Written by Lorraine Pais, A Whitehat Jr Educator
Sometime in the middle of this year, I stumbled upon an article in a leading newspaper about how kids as young as five years are creating a mobile application. My first reaction was awe! How was it even possible for kids to do this at such a young age when they barely know how to read and write! Then I remembered watching an episode on a famous cookery show where young kids were cooking gourmet dishes. So, I guess, times have changed, our next-gen is smarter, tech-savvy and they are building their skills early. Thinking about the digitally sound next-gen of kids is when I got curious and led me to investigate how kids learn to code.
It took me back to my engineering days when we had to write our first piece of code “Hello World”. Well, in those days the programming language we started with was Turbo C with a very flat UI and a screen coloured blue and yellow.
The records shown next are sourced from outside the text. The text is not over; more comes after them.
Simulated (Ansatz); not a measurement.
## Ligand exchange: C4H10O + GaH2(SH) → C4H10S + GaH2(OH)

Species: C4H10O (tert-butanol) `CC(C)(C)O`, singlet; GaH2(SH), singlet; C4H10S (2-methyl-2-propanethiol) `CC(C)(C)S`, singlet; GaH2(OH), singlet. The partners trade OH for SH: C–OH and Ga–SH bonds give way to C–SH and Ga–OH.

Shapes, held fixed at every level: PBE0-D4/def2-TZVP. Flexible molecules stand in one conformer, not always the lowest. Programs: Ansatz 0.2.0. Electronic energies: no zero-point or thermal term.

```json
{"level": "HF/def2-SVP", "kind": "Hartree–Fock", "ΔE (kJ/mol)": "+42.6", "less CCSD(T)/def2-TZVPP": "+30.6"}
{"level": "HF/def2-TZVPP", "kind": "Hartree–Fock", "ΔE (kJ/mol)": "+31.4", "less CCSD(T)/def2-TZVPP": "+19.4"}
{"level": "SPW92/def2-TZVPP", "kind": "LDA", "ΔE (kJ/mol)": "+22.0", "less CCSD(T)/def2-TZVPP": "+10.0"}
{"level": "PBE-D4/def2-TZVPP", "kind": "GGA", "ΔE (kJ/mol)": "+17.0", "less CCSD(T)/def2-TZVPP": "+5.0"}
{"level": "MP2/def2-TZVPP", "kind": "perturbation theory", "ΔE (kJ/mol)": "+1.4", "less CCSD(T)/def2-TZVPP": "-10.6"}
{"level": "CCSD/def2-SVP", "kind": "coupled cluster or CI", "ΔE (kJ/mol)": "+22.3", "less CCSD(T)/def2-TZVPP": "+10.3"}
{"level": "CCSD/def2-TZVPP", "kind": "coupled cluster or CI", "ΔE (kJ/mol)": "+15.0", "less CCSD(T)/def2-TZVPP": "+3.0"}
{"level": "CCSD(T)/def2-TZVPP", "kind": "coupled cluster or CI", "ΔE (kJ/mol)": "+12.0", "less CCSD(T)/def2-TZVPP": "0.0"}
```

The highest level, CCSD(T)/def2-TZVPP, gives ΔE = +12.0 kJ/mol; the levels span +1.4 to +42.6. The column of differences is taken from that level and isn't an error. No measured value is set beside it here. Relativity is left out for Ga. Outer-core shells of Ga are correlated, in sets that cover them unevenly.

My first coding experience was quite amusing– the first five minutes were the longest of my life and oh-so-bewildering. I was staring at a blank screen with a confused look. The next ten minutes were not pleasing, either. Getting the spelling correct; I mean the way Turbo C understood it and then placing the semicolons in the right place. Then came the parenthesis or brackets. Phew! Finally came the compiled code and the Run!
The result wasn’t quite as appealing either, tiny white words “Hello World” on the left corner of the screen. Well, then the struggle kept getting worse as then came loops and functions with its complexities of syntax. Learning the complex aspects of code left some of us strugglers with very less time to work on our creativity. It did not motivate us to try something different apart from the projects that were assigned.
Coming back to why kids today are exceptional in adapting the complexities of digital and coding, I started to explore Block Commands. As I was studying and exploring Block Commands, I realised how easy it was to write code in this environment; y environment I mean the simplified and intuitive UI of the platform.
To write a code to print “Hello World” could be done so beautifully using animations. I could choose a character to add a block, that said show and attaches a command that had a say. It allowed me to type “Hello World”. Since the syntax errors were being taken care of, I could use my entire energy to concentrate on enhancing my code, well, in this case, I could even create a beautiful animation story on my first attempt! And no struggle of having to compile the code. So from a beginner’s point of view, this was a big thumbs up!
I got to know the secret of what was attracting the kids to take up coding and making them create these fantastic apps. Instead of wasting their energy in the initial stage of fixing syntax errors, they were polishing their technical skills. The best part is on how exercises provided in the Block Programming environment related to real life. For example, we can use the concept of loops to draw a square or for that matter, any shape we like. We can even take a step further and make it into a photo frame, thus making coding a fun activity to bring out the creative side. So once the kids get well versed, they can dedicate their entire time and energy on innovative ideas, and with time and practice even develop their mobile application and create their websites.
Though there is no wonder, Block Programming has indeed become child’s play, the children I work with are incredibly creative, the amount of creativity they have come out within my entire stint with Whitehat Jr is remarkable!